The election year of 2012 reminds us of the sheer waste and lunacy of democracy. Like soccer's World Cup or the Summer or Winter Olympics, presidential elections in the United States come every four years. The campaign is a carnival that begins the minute after a winner is declared in November.

Each successive campaign is said to be dirtier than the last. Each candidate touts change and hope, but delivers neither. No matter who wins, the government is elected, every time. Thousands of bureaucrats march off to work the day after the election no matter who wins. Four years later, the same government employees will likely go to bed early on election night not caring who wins, because their jobs, which stand in the way of freedom each and every day, will be unaffected by the election results.

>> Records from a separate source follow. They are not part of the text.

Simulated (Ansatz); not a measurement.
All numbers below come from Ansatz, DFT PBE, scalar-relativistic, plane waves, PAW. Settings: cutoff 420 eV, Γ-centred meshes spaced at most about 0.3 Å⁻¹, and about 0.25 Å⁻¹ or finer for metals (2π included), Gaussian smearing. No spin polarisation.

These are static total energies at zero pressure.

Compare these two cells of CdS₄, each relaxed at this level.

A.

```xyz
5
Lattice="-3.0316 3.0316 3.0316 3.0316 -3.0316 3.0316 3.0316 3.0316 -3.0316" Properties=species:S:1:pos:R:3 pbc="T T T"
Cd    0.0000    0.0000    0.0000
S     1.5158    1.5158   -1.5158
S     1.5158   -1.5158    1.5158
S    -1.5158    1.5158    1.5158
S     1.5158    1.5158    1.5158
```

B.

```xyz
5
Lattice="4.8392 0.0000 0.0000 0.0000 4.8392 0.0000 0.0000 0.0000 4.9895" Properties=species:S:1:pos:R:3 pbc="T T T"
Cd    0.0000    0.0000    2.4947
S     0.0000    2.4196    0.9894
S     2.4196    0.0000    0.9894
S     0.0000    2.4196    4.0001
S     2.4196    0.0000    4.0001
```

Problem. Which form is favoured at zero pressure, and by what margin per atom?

The citizenry is pummeled with public service announcements to "make your voice heard." It is your civic duty to vote. You have nothing to complain about if you don't. But, in fact, government wants you to vote, but then sit down and shut up. Leave the governing to the professionals, while you pound your chest and wave Old Glory.

There are thousands of elections every year. Political positions from constable to governor are elected constantly. So with all of these layers of democracy -- this great thing that America spends so many lives and so much money exporting -- is America freer? With this constant turnover of political blood, is business allowed to operate unfettered? After all, we are led to believe democracy is synonymous with freedom. No democracy, no freedom.

America was attacked on Sept. 11 because they hate us for our freedoms, we're told. America is so free it has the highest incarceration rate in the world, with 750 prisoners per 100,000 citizens. More than 2.3 million people are locked up, and many more millions are on probation. Is this is the upside of this great thing -- democracy?

The Federal Register, a publication with all the country's (federal, nonclassified) rules is now over 81,000 pages long. President Obama's Affordable Care Act is 906 pages. The Dodd-Frank Act totals 849 pages. Once upon a time, in 1913, the Federal Reserve was created with only 31 pages. The U.S. Constitution required only six pages.

Democracy is getting wordier. The more words, the more pages, the more rules, the less free we become. But we still have democracy, so we must be the luckiest people in the world. This is the greatest nation in the world... because of democracy. Because we have a say.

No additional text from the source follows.